The danger we face today is that our rivals in Beijing, Moscow, Tehran, and Pyongyang each have their own models for how the world works and what they want to achieve, their own perspectives on how we might respond to their efforts to achieve what they desire, and their own assumptions about possible scenarios. No matter what we do or how good we are at collecting and analyzing intelligence, there will be significant uncertainty about those factors and the dynamics of how they might play out.

At the same time, we have very little slack in our own systems (whether military, commercial, or financial), should that uncertainty lead to scenarios we hadn’t anticipated or that we chose to ignore because they were undesirable.

We should adopt tools and methods to better understand these dynamics, but at the same time, we should be humble about what we can know. And we need a lot more resources dedicated to hedging against those risks. 

Downplaying the risk

The author of Lifting the Fog of War gives us a postscript. Admiral William Owens, a Rhodes Scholar and nuclear submarine officer, was vice chairman of the Joint Chiefs of Staff during President Clinton’s first term. He left the military to run a series of information-technology companies, as well as serve as CEO of AEA Holdings Asia, overseeing the company’s private equity and real estate investments in Asia, mostly in China. While advocating strongly for the adoption of the technology that his companies were selling, Owens also was an outspoken promoter of closer US-China ties and sought to downplay the security risks posed by Beijing (by 2009, most of his technology business models depended upon selling Chinese information-technology equipment to the United States). He served for nearly two years as the CEO of the Canadian telecom equipment manufacturer Nortel Networks (2004–5) just as Huawei was stealing its technology.

Four years after Owens left, Nortel collapsed in Canada’s largest bankruptcy (some called it Canada’s Enron). That same year, Owens started lobbying heavily on behalf of Huawei Technologies through a partnership with a company he founded called Amerilink Telecom Corp., lending his bona fides as a national security professional and retired US Navy admiral to assuage security concerns over the use of Huawei equipment. Luckily, he failed to convince his former colleagues.

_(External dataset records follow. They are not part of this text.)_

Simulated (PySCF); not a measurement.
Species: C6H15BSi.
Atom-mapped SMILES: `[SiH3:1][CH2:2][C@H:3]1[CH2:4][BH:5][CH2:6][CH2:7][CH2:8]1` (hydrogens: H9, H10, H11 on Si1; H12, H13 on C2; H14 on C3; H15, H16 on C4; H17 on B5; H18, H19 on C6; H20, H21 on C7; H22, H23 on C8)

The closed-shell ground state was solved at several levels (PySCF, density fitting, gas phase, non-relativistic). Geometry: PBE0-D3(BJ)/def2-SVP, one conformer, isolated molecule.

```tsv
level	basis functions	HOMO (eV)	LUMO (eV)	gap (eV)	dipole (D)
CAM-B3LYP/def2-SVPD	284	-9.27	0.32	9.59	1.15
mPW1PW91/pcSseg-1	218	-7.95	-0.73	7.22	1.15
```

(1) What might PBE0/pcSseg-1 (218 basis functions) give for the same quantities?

While pursuing these business ties with Beijing, Owens also started and led the American side of the Sanya Initiative at the EastWest Institute; this project collaborated with the People’s Liberation Army and United Front organizations like CAIFC (China Association for International Friendly Contact) to bring together retired US four-star generals and admirals with their Chinese counterparts to promote greater understanding. His work there culminated with his 2020 book, China-US 2039: The Endgame? Building Trust Over Future Decades, which advocated policies his Chinese counterparts had pushed for years.

Owens spent much of the past twenty-five years going out of his way to condition senior US military leaders (some of whom he had mentored) to view China as a partner, not a rival and potential adversary. I suspect he thought he was doing something noble, but his efforts, which clearly overlapped with his financial interests, complicated US policy making during a critical period.